Holocaust denier and neo-Nazi Arthur Jones has filed to run again for the Republican nomination in the Illinois 3rd Congressional District. Source: Screenshot.
Holocaust denier and neo-Nazi Arthur Jones has filed to run again for the Republican nomination in the Illinois 3rd Congressional District. Source: Screenshot.

The Illinois Republican Party is attempting to inform voters that Arthur Jones, a Holocaust-denier and neo-Nazi, is running again for the U.S. House of Representatives in the state’s 3rd Congressional District.

“We want to make sure that the Republicans, Democrats, any Illinois citizens know that this is not a candidate that we support, and we don’t want him winning the election,” Illinois Republican Party executive director Anthony Sarros told The Associated Press. “We hate this. We don’t want this to happen, and now I kind of want to know how this happened and how do we prevent this.”

Jones, who was once a member of the American Nazi Party, received 57,885 votes, losing in 2018 against incumbent Democratic Rep. Dan Lipinski, as no other Republican entered the primary in the heavily Democratic congressional district.

“If I really believed the Holocaust had taken place, I wouldn’t have joined the Nazi Party,” he told The Daily Southtown last year.

This time round, however, Jones is not the only Republican running in the race.

Real estate broker Catherine O’Shea and Will County board member Mike Fricilone have also filed to run in the Republican primary.

The Republican Jewish Coalition has already slammed Jones.
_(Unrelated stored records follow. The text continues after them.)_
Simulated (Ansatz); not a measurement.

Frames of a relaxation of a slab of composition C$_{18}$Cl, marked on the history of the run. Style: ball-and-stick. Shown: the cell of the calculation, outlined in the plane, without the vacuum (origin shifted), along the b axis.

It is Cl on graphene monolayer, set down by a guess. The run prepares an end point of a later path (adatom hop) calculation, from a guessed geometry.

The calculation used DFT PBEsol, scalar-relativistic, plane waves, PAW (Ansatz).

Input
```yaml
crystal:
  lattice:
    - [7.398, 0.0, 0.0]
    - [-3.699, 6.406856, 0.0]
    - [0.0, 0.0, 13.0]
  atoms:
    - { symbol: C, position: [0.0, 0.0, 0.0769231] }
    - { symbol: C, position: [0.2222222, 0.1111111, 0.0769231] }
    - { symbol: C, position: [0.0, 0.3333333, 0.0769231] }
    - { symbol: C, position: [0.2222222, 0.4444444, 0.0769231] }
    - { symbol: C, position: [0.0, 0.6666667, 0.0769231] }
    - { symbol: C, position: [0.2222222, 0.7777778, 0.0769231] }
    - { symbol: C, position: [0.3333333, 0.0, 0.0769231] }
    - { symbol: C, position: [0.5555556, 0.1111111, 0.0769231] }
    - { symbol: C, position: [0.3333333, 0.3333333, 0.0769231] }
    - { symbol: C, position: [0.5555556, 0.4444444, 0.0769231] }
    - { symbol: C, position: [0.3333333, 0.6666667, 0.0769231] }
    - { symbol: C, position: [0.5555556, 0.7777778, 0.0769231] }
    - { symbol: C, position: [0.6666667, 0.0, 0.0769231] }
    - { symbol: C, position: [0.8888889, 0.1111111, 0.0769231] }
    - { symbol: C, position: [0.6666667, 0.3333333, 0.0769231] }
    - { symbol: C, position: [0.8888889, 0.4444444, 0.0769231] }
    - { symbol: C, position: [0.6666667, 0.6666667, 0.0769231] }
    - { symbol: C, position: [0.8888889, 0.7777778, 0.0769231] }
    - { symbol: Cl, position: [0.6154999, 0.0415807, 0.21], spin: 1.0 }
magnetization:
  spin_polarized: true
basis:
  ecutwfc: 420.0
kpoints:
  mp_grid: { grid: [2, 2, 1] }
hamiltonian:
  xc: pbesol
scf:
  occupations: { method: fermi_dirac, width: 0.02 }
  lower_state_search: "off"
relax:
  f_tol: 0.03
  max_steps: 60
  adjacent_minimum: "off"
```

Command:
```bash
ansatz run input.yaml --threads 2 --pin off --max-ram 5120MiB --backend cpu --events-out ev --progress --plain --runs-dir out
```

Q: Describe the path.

“Like the Illinois GOP, we vehemently oppose Jones’ candidacy. Jones is a Nazi, not a Republican,” RJC spokesperson Neil Strauss emailed JNS earlier this month. “There are two actual Republicans running in this primary, and we look forward to one of them winning the nomination.”

“We strongly opposed Jones in the past,” he said. “We worked with the [Republican National Committee] and the Illinois GOP to make sure Jones had no institutional support.”